This movie could prove lethal to frat boys who gather to watch it and take a drink every time they see a breast or someone uses the word "tit."
This movie could prove lethal to frat boys who gather to watch it and take a drink every time they see a breast or someone uses the word "tit." At the very least, serious cases of alcohol poisoning are assured.
Despite the grandiose hype that accompanied this movie, it's rather easy to figure out how it was conceived. Screenwriter Joe Eszterhaus simply indulged in masturbatory fantasies about what he would do with himself if he were a woman. This basis becomes clear as Joe's alter ego Nomi (Elizabeth Berkley) begins to randomly thrust her pelvis at men's faces.

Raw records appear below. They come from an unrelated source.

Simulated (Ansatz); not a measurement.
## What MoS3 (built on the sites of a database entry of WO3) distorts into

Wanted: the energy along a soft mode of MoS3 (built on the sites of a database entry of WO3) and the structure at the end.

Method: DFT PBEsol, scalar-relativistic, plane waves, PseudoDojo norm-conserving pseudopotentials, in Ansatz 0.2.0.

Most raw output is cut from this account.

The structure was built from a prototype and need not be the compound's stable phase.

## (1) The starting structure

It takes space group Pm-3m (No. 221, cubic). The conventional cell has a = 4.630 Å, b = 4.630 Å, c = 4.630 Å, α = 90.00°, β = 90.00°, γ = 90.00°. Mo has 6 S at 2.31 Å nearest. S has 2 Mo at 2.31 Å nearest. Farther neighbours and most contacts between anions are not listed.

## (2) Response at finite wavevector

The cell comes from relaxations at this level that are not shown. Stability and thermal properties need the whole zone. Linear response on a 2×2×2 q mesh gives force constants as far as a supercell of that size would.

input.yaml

Nomi (a combination of the words "no" and "me," implying that Elizabeth Berkley doesn't really find her true self until dancing naked) arrives in Las Vegas missing a bra and a few buttons in her shirt, and quickly loses her suitcase when a hustler steals it. With the scene thus set, Joe, acting though his vicarious vixen, turns up the heat. First, he gets a job at a strip club where he can flash his sweaty body and stand in a dressing room with lots of other naked women. However, it's a small club, and there are only five or so other naked women. Joe aspires for more. Joe wants it all. Joe moves to a big Las Vegas nude show where he can stand in a dressing room with not five, not ten, but fifty naked women. The head naked women (Gina Gershon) is, of course, a lesbian, thereby giving Joe a good reason to rub his body up against hers at some point and have her fondle his breasts.
Here's a quick sample of what Joe gets paid three million dollars a script for:
Nomi: "Where are the chips?"
Friend: "You ate 'em."
Nomi: "No, you did."
Friend: "Did not."
Nomi: "Did too."
James: "I have a problem with pussy."